A crew excavates the remains of an ankylosaur — one of thousands of dinosaur fossils in Mongolia’s Gobi Desert. Тorrential rains in Mongolia’s Gobi Desert 75 million years ago triggered catastrophic sand slides that buried alive thousands of dinosaurs and other animals, creating one of the richest fossil sites on Earth.
How did the site come into being?
Research led by David Loope, a geoscientist at the University of Nebraska, shows that a thin, hard layer of sand formed one to two feet (0.3 to 0.6 meters) below the surface of the ancient dunes at Ukhaa Tolgod, Mongolia, setting the stage for sand slides.
“Seeing all of the bones and the structure of the sands that included them seemed to require a lot of sand in a hurry,” said Loope. “But that can’t happen unless something impeded the filtration of water.”

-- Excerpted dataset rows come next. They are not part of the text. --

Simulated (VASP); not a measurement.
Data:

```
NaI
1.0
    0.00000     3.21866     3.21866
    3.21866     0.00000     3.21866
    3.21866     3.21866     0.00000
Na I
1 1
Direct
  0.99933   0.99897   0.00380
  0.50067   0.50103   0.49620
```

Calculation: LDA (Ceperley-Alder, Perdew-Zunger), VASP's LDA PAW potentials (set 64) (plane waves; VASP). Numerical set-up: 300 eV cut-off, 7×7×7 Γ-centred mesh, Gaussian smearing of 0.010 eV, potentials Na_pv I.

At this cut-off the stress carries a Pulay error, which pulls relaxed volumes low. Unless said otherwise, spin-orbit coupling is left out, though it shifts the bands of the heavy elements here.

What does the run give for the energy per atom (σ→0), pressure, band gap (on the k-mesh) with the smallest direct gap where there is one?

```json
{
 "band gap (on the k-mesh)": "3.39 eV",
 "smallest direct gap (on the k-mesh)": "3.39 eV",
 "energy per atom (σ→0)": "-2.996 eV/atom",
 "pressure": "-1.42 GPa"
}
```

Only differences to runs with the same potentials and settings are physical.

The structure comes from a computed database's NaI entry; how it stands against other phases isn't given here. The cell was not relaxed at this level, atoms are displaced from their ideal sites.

FORMATION OF A SLIDING SURFACE
Scientists believe that the Pacific Ocean was significantly warmer during the Late Cretaceous Period (75 million years ago) than it is today and spawned intermittent rainstorms that rolled across the Gobi Desert. Water from these storms seeped into the upper layer of the dunes.
As the water evaporated, it left behind dissolved minerals such as gypsum and calcite that created a thin, impermeable layer of sand that stabilized the dunes for thousands of years.
When subsequent storms rolled in, water accumulated in the upper layer of sand until it became so heavy that it slid off the cemented layer underneath. The resulting debris flows trapped any animals in their path like wet concrete, said Loope.
Today, the Gobi Desert is one of the driest places on Earth, belying the fact that its climate once allowed plant and animal life to flourish. “The idea of a pole-to-pole balmy Cretaceous has been around for a while,” said Loope.
As evidence of the warmer, wetter climate, Loope cites fossils of cold-blooded animals such as crocodiles; burrows of freshwater crustaceans; and fossilized roots of plants that grew on the dunes.
SANDSTORM THEORY DISMISSED
Previous studies suggested that shifting sand during violent sandstorms at Ukhaa Tolgod buried the dinosaurs, lizards, and other animals alive. But when Loope went to Mongolia he noticed that the dunes showed no signs of violent winds like those in Utah and Arizona.
“The dunes move very, very slowly,” he said, “and animals just don’t killed by [slowly] migrating dunes.”
Loope’s sand slide theory developed when the researchers discovered fossils only in sandstone that was void of wind layers. Such sandstone is an indication of slide debris. Loope made the connection between the slide debris and the impermeable layer of sand. “Without that, you don’t have any fossils,” he said.